The persons named in the enclosed form of proxy are directors or officers
of the Corporation.
A SHAREHOLDER HAS THE RIGHT TO APPOINT A PERSON (WHO NEED NOT BE A
SHAREHOLDER) TO ATTEND AND ACT FOR HIM AND ON HIS BEHALF AT THE MEETING OTHER
THAN THE PERSONS DESIGNATED IN THE ENCLOSED FORM OF PROXY. SUCH RIGHT MAY BE
EXERCISED BY STRIKING OUT THE NAMES OF THE PERSONS DESIGNATED IN THE ENCLOSED
FORM OF PROXY AND BY INSERTING IN THE BLANK SPACE PROVIDED FOR THAT PURPOSE THE
NAME OF THE DESIRED PERSON OR BY COMPLETING ANOTHER PROPER FORM OF PROXY AND, IN
EITHER CASE, DELIVERING THE COMPLETED AND EXECUTED PROXY TO THE CORPORATION
BEFORE THE TIME OF THE MEETING OR ANY ADJOURNMENT THEREOF.

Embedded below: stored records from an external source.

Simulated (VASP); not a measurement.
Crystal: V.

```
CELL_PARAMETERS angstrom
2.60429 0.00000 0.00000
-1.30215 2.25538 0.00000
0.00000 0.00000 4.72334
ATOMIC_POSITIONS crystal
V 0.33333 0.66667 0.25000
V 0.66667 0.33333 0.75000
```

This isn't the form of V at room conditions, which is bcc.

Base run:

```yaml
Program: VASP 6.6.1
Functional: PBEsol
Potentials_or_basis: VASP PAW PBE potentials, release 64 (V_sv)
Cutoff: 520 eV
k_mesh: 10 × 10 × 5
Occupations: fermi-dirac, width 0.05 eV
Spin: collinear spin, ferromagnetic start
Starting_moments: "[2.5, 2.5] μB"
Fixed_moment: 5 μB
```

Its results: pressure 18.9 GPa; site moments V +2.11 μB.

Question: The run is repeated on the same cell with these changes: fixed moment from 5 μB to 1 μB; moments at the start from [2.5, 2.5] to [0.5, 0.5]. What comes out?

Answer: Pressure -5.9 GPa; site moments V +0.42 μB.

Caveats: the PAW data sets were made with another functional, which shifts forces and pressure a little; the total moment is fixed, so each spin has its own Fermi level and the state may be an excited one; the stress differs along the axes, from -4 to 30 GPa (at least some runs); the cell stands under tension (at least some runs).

A shareholder forwarding the enclosed proxy may indicate the manner in
which the appointee is to vote with respect to any specific item by checking the
appropriate space. If the shareholder giving the proxy wishes to confer a
discretionary authority with respect to any item of business then the space
opposite the item is to be left blank. The shares represented by the proxy
submitted by a shareholder will be voted in accordance with the directions, if
any, given in the proxy. A shareholder who has given a proxy may revoke it at
any time in so far as it has not been exercised. A proxy may be revoked, as to
any matter on which a vote shall not already have been cast pursuant to the
authority conferred by such proxy, by instrument in writing executed by the
shareholder or by his attorney authorized in writing or, if the shareholder is a
body corporate, by an officer or attorney thereof duly authorized, and deposited
either at the registered office of the Corporation at any time up to and
including the last business day preceding the day of the Meeting, or any
adjournment thereof, at which the proxy is to be used or with the Chairman of
such Meeting on the day of the Meeting or any adjournment thereof, and upon
either of such deposits the proxy is revoked. A proxy may also be revoked in any
other manner permitted by law.
A Proxy, when executed and not revoked, will be voted in accordance with
the instructions thereon. In the absence of specific instructions, Proxies will
be voted by the individuals named in this Proxy "FOR" the expansion of the Board
of Directors from five to seven members, "FOR" the election as directors of
those two (2) nominees named in the Proxy Statement, "FOR" the proposal to
authorize the issuance during fiscal years 1999 and 2000 of up to twenty-five
million additional Common Shares for acquisitions approved by the Board of
Directors, "FOR" the proposal to give the board of directors the authority to
change the name of the Company to "KTN Industries, Inc.", and, in accordance
with their best judgment, on all other matters that may properly come before the
meeting.
VOTING SECURITIES AND QUORUM
The authorized capital of the Corporation consists of an unlimited number
of common shares (the "Common Shares") and an unlimited number of preference
shares. On April 1, 1999, an aggregate of 21,135,570 Common Shares and no
preference shares were issued and outstanding. Each Common Share entitles the
holder thereof to one (1) vote at all meetings of shareholders of the
Corporation.
The presence, in person of two (2) individual holders of Common Shares is
necessary to constitute a quorum at the meeting. Each holder of Common Shares
will be entitled to one vote per share held. The Articles of Amalgamation of
the Company do not provide for cumulative voting rights.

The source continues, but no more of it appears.